Thread: Is it prime number or not

Prompt user for an integer
Read the integer into n

IF n is less than 2
Set prime to 0 ( 0 means false, i.e. n is not prime )
ELSE
Set prime to 1 ( 1 means true, i.e. assume n is prime )
FOR values of i from 2 to n - 1 ( i represents all numbers smaller than n )
IF n divided by i gives no remainder
Set prime to 0 ( 0 means false, i.e. n is not prime )
BREAK ( jump out from the loop )
END IF
END FOR
END IF

IF prime = 1
Print message for prime number
ELSE
Print message for not prime number
END IF

I follow this algorithm but it's not working ...

Code:

#include <stdio.h>


int main ()


{


    int n, i, prime;




    printf("Enter a number : ");
    scanf("%d", &n);


    if (n<2)
    {
        prime = 0;
    }
    else
    {
        prime = 1;
        for (i=2;i<n;n--)
        {
            if (n%i==0)
            {
                prime = 0;
                break;
            }
        }
    }


    if (prime==1)
    {
        printf("Prime number\n", n);
    }
    else
    {
        printf("Not a prime number\n", n);
    }


    return 0;


}

Anyone help please?

I see ... i changed it to i++; and it's working now
but what is the meaning of FOR values of i from 2 to n - 1 ( i represents all numbers smaller than n ), i though that n-1 = n--?
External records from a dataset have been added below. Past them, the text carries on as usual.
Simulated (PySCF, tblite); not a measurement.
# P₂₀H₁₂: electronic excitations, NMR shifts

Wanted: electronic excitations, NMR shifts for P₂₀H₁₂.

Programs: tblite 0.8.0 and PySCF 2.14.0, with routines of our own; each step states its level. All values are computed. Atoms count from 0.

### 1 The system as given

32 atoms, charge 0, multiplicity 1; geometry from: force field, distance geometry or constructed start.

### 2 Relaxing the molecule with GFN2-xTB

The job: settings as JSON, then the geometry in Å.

You are modifying n, the number being checked for primeness, instead of incremening your counter ie "i".

Code:

for( i = 2; i < n; ++i){
        if( !( n % i ) ){
                prime = 0;
                break;
        {
}

Originally Posted by CruelSoulz

I see ... i changed it to i++; and it's working now
but what is the meaning of FOR values of i from 2 to n - 1 ( i represents all numbers smaller than n ), i though that n-1 = n--?

i is your loop variable, it is what changes each time through the loop (you can think of it as i goes from 2 to n-1, from being a keyword from the pseudo code)
2 is the starting value for i
n is the number you wish to check if it is prime
n - 1 is one less than that number, i.e. if you wish to check whether 13 is prime, n is 13 and n - 1 is 12

n-- on the other hand mean "use the current value of n, then decrement it". For example, if n was 13, and you did x = n--; you would set x to the value of n (i.e. x = 13), then subtract one from n (i.e. n = n - 1)

Hope that's clear.

Originally Posted by CruelSoulz

I see ... i changed it to i++; and it's working now
but what is the meaning of FOR values of i from 2 to n - 1 ( i represents all numbers smaller than n ), i though that n-1 = n--?

n is the number you are checking to see if it's prime. Throughout the test of lesser numbers, you want to change the current number being tested as a factor of n, but you do NOT want to change n, ever.

BTW, you can stop testing numbers as a factor, when i > square root of n. Little math speed up for you.

Oh ... i get it , thanks